This may be the second year in a row that I don't put up a Christmas tree. I tell myself it's because I hardly spend anytime here, which is true. And that we aren't doing Christmas this year because got together last year at Christmas so this year was Thanksgiving. Which is also true. But I think the real reason is that my mom loved Christmas. She always had the tree up by December 1st and never took it down until after New Years Day.
She would magically become a young child again as she put up our artificial tree and strung all the twinkle lights. We didn't have the smaller ones you have now, ours were big and we had bubble lights too. All the bulbs were glass and very old fashioned looking. All have broken with the moves and years. I was always allowed to put on my works of art, that I made at school and all the tinsel. She was very particular on how the tree should be arranged. "No big bulbs at the top." And "Put the tinsel on one strand at a time, that way it looks like ice when the lights hit it."
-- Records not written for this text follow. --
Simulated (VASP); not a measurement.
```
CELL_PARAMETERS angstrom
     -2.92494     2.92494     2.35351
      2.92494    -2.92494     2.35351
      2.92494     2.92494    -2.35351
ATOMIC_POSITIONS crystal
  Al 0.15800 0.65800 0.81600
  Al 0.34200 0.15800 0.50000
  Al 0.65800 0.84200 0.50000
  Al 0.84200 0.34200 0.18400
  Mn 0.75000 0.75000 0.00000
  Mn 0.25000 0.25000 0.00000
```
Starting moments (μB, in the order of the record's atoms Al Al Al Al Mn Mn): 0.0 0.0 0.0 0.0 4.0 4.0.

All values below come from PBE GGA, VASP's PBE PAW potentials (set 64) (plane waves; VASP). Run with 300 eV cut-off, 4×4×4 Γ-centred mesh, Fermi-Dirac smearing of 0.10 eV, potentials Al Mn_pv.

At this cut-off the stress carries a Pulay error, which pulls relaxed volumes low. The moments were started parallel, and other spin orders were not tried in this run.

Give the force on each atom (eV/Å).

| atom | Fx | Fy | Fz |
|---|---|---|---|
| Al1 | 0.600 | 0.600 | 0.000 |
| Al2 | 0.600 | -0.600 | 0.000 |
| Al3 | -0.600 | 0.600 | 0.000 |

And even though we rarely had more that two or three presents under our tree it was always the best tree of all the Christmas trees I would see. Every year. To my young eyes no one could decorate a tree quite like my mom. The last tree she helped decorate broke the second year after she died. And I never replaced it with a large tree. I went with very small artificial trees after that and ornaments as well. Our cat tended to leave a smaller tree alone. And it became nice for travel when I brought Christmas to First Son the year he graduated from Navy boot camp.
I have a small tree that I put up my first Christmas here and I hardly ever turned it on. And it seemed silly to put it up just for me. No kids anymore and no presents underneath. Why? It's a pagan symbol which in all honesty should make me want to put it up all the more. But when I think about doing it I always get so sad that she's not here with me doing her amazing job of teaching me how to do it correctly. She was big on doing things the right way the first time.
I guess after 17 years I still miss her more than I can articulate. She not only was my mother, but she was my rock and the one person I could always count on to be honest with me and help me to not only learn, but be a better person. And while I can't say we grew up together like me and First Son, I can say that I believe she got a second childhood with me. A chance to grow and learn about a generation she would have been removed from had she had me in her twenties instead of forties. I can't deny that the bad romantic choices I've made in the last 17 years have been all my doing, but I wonder if she'd still been alive if I'd have chosen better. Knowing how disappointed she would have been in me. I can't say I miss her everyday, but she does cross my mind almost every day. Still. Christmas, her birthday in February, which was also my wedding day to my First Husband, and her death day are the days that her memory seems most active. I also feel her very strongly when I'm with my kids. She would be so proud of them both. As I am.